There are challenges, however. The rainfall rate is calculated from the drop sizes deduced from the Doppler spectra using well established relations between the fall speed of a drop and its size [33] with the drop concentration determined from the radar backscatter cross-section relation to drop size for the particular wavelength being used. Both of these quantities (the apparent fall speed and observed radar backscattered power), however, require adjustments. In particular, the observed Doppler velocity is the sum of the true fall speed of the drop and the vertical air motion which must be removed in order to estimate the correct drop fall speed and size. Similarly, at the wavelength of the MRR instrument, attenuation by the rain can become significant, at times, depending upon the rain intensity and distance of the sampling bin (range) from the radar. Both of these concerns have been addressed in [6] so that an interested reader can go to that paper for elaboration. Here, we take the deduced rainfall rates from that work for the data mentioned above and use them for further analyses.

The challenge explored in this work is how best to address the fact that space and time are orthogonal dimensions so that a method must be identified in order to combine measurements in each. That is, radar time height observations are the sequential temporal measurements of the rainfall rate, R, at each sampling bin spatially sequentially in the vertical. For the data used here, data were collected over 10 m depths from about 30 meters above the ground up to a height of 1280 m. At each location the Doppler spectra and radar backscattered powers were measured over sequential 10 second sampling periods for each determination of R at each height and time. Over an interval of observations, these data can then be considered in two ways, namely as a sequential ensemble of vertical spatial profiles or, alternatively, as the ensemble of times series of observations at each height. Using the Fourier transform for each of these, one can compute both the ensemble of vertical spatial power spectra and, simultaneously, a different ensemble of the temporal power spectra at each height. As we shall see, this allows for a better estimation of the frozen turbulence advection speed.

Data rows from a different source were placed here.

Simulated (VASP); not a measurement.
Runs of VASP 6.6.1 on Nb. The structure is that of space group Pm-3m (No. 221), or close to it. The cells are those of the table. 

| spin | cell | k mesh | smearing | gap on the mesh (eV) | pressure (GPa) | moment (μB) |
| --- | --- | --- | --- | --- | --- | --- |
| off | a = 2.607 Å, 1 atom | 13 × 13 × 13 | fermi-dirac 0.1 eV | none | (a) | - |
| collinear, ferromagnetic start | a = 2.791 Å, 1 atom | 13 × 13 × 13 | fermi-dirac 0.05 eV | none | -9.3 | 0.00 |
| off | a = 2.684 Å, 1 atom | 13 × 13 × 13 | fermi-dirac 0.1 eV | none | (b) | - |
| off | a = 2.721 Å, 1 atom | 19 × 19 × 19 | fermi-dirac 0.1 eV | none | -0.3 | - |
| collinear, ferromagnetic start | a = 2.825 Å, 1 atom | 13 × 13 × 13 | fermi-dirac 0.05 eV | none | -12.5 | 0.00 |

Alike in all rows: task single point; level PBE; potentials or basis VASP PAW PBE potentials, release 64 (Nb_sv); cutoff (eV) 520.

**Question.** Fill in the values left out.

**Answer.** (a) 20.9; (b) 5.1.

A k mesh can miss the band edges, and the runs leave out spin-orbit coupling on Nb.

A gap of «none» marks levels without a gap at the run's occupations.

To make this all more concrete we initially consider the opening 950 seconds of observations for a line of intense convective rainstorms that passed over the NASA Wallop’s Island Flight Facility on 03 June 2019 as illustrated in Figure 1.

Hence, over these 900 seconds of observations collected every 10 s, we obtained 90 -128 rainfall rate estimates in height from the Doppler measurements. Therefore, for each of these 10 second periods, we could compute the power of the rainfall rate spectrum as a function of height. Furthermore, corresponding to each height, there would be 90 temporal observations of the rainfall rates. Thus, we could compute the power of the rainfall rate spectrum in time at each height. That is, these data allowed for the generation of 90 power rainfall rate distance spectra corresponding to the 90 10-s intervals and 128 power rainfall rate spectra in time corresponding to each 10-m separation in height. However, since we are most interested in the average properties of all these data, all the power spectra were averaged in their own dimensions to yield the mean power rainfall rate height and temporal spectra as illustrated in Figure 2.

The two spectra are clearly different. This is, of course, not surprising since one is necessarily expressed as a temporal frequency while the other is written in terms of the wave number. If one desires to have a radial power spectrum for spatial scaling, is there a way to combine these two observations taken along two different orthogonal axes? To express it slightly differently, can the frequency w be transformed into reasonable estimates of k? The assumption when trying to make this transformation is that the temporal observations are really looking at approximately the same phenomenon but along a different axes, i.e. w = V_{a} × k where V_{a} is defined to be the mean advection speed providing that it can be determined.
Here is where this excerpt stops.